I had used my awesome powers of deduction and prodigous knowledge of "science" to work it out - I seem to remember being absurdly proud of myself!
When I was about five or six in the early 1950s I was sat in the back of the family's 1940s Hillman (UK make of car)and overheard my father talking about a new idea to UK motoring - The SELF DRIVE CAR!!!
The thought of being in one terrified me. Do we all sit in the back and have to go where the SELF DRIVE CAR wants takes us???
When I was younger, I used to believe that the beams of light from streetlights used to pull the car along, I never could work out how the car moved during the day when the lights weren't on!
When I was about seven I used to believe that where the roads are now, there was a really deep hole and they had to build the roads over it. In fact, it was so deep, that anyone who fell in it would never be able to climb out. I remember driving in the car with my parents when they commented that the new road had a lot of cracks in it. I immediately started crying, believing that the road was going to cave in and we would all have to live underground for the rest of our lives.
When I was little, and in the car with my dad, and he pushed the button for the cigarette lighter.... I always thought there was a dragon in it. So that when you pushed the button to start heating it up... there was a stick that poked the dragon, and he got mad a breathed fire on the lighter .. and voila, it was ready! I think I may have watched too much "Flintstone's" cartoons at that age... haha.
i used to believe that the "fast lane" actually had some sort of tracks on it that made you go faster.

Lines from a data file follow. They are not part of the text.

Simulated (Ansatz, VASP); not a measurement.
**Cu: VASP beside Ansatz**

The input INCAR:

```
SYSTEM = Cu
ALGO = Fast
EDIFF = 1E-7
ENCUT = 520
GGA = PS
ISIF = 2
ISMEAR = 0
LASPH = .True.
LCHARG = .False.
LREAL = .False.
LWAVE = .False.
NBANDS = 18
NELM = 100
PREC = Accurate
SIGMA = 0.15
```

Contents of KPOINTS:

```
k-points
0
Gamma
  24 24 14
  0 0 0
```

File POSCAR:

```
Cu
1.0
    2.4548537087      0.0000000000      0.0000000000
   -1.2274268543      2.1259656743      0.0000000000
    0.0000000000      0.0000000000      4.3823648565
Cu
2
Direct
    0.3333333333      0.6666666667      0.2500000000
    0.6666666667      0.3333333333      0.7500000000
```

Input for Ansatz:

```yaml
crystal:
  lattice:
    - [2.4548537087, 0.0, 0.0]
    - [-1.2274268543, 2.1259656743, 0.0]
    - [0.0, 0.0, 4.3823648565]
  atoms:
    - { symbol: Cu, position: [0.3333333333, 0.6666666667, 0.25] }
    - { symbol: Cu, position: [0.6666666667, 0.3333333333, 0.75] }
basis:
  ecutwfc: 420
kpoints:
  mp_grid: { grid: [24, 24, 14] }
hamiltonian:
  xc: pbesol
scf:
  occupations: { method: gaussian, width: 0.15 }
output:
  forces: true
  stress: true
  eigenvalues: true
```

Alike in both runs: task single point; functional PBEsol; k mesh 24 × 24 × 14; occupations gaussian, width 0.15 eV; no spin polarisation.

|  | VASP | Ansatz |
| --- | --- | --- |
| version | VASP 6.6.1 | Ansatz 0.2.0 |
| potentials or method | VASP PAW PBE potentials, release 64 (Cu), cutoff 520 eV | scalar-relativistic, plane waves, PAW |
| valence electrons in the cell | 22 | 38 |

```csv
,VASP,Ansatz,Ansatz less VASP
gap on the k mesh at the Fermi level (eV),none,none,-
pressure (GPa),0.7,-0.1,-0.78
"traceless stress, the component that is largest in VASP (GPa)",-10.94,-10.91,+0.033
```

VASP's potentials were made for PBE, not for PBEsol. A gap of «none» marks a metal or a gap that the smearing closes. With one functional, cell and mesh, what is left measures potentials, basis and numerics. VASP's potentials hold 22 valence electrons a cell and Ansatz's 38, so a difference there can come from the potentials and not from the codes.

I used to think that the the numbers on the odomometer of a car indicated how many miles the car had left. I thought it ran backwards in number and that when it reached zero, the car would not run any longer.
I once asked my mother if a car could move with no driver inside. She replied that technically, this could happen, but that it wasn't likely. Nevertheless, I spent a good year or two searching for driverless cars whenever we were on the road.
When I was pretty little, I liked to stick my head out of the car window as we were driving. My dad told me that if I stuck my head out there as we were driving to close to something my head would of course be chopped off. Now, I never sat behind my dad, because he always had his seat pushed back so far it was really uncomfortable. Therefore it never occurred to me that he could be talking about other cars. There was never anything on the outside side of the car but trees, and it didn't seem like a tree branch could really cut your head off, it just wasn't sharp enough. I concluded that there must be a certain kind of tree that had razor-sharp branches specifiacally designed to defend it from little kids hanging out of car windows.
I used to believe that whenever I went to sleep in the car it would go super fast because when I woke up we would be where we were going
I used to think that when a car would drive on grass the battery would die. Cars that breakdown are for the most part on the side of the road. I used to get scared when my dad drove near grass.
When I was younger, and watched old movies of people driving cars and moving the steering wheel left and right rapidly, I beleived that the faster they moved the wheel the faster the car actually went.
When we were kids, my little brother was convinced that hazzard lights on cars meant that the person driving that car was going to turn BOTH ways
LOL
When I was a child my mum used to leave me alone in the car with the engine still running, (it was safe to do this in the 70's!!) whilst she would pop in to the shops and I used to believe that the car may be able to drive off on its own. I would sit there absolutely, completely still in case I jogged it enough for it to drive off.
When i waz younger like 6ish i thought that the sign at the back of truck that said " Air brakes keep back 17m" meant that there waz no air there and u coudnt breathe if u went to close.
On motorways the person at the front of the traffic had set out
first
When I was young, we sometimes used to go driving on holiday in Europe. Sometimes there were some very long tunnels under mountains.
I used to believe that when we came out of the other side of the tunnel, we were really still in it but the walls were showing pictures of the outside. Like a big tubular TV.
I used to think the road we lived on was the longest road on the planet. In reality it's about 50 miles long. Today, I drive the length of it regularly when visiting relatives.
At the age of fourteen I had an old motorbike that I rode around the fields. My dad glanced at it one day and said "your milometer runs out soon". I asked him what he meant and he explained that when all the numbers reach nine and then turn over the engine just locks up completely and never goes again. I told him I didn't believe him but I rode it veeerrry slowly when it got near to that number and breathed a big sigh of relief when it didn't stop.
I use to believe that when the car in front of you put on their turn signal you would have to put your signal on too so that the cars behind you knew that the car in front of you was going to turn. It was only later I realized that everyone was turning.